This is not a long post, but I wanted to post this somewhere. This may be useful if someone is doing an article about Google or something like that.
While I was changing some things in my server configuration, some user accessed a public folder on my site, I was looking at the access logs of it at the time, everything completely normal up to that point until 10 SECONDS AFTER the user request, a request coming from a Google IP address with Googlebot/2.1; +http://www.google.com/bot.html
user-agent hits the same public folder. Then I noticed that the user-agent of the user that accessed that folder was Chrome/131.0.0.0
.
I have a subdomain and there is some folders of that subdomain that are actually indexed on the Google search engine, but that specific public folder doesn’t appear to be indexed at all and it doesn’t show up on searches.
May be that google uses Google Chrome users to discover unindexed paths of the internet and add them to their index?
I know it doesn’t sound very shocking because most people here know that Google Chrome is a privacy nightmare and it should be avoided at all times, but I never saw this type of behavior on articles about “why you should avoid Google Chrome” or similar.

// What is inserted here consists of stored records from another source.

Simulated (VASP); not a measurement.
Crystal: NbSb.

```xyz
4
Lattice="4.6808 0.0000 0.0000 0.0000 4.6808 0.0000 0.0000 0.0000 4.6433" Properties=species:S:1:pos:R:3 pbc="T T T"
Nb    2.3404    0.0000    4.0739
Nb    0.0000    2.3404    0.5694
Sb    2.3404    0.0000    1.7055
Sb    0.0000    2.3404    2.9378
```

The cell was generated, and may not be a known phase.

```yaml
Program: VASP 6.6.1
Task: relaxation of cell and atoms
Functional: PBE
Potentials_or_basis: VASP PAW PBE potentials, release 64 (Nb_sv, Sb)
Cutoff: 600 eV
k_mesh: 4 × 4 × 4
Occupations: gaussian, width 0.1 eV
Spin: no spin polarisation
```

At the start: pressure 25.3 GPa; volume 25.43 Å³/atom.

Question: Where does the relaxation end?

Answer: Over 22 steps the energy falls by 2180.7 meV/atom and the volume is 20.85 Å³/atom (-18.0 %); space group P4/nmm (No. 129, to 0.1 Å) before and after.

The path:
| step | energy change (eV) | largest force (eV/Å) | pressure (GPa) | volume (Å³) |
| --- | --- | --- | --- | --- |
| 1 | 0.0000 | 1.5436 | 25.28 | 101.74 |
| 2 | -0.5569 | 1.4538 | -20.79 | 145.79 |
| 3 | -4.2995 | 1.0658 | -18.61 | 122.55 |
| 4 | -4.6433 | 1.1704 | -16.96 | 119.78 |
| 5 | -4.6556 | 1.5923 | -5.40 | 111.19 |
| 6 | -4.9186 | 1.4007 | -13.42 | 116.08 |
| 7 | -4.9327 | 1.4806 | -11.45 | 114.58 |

I’m not against anyone scrapping the page either since it’s public anyways, but the fact they discover new pages of the internet making use of Google Chrome impressed me a little.
Edit: Fixed a typo
100% if you have enabled “Safe browsing” (which is enabled by default). This also applies to Firefox, but I don’t know if there is enabled by default.
deleted by creator
Are you using Google’s DNS?
DNS will only leak domains (and subdomains); not paths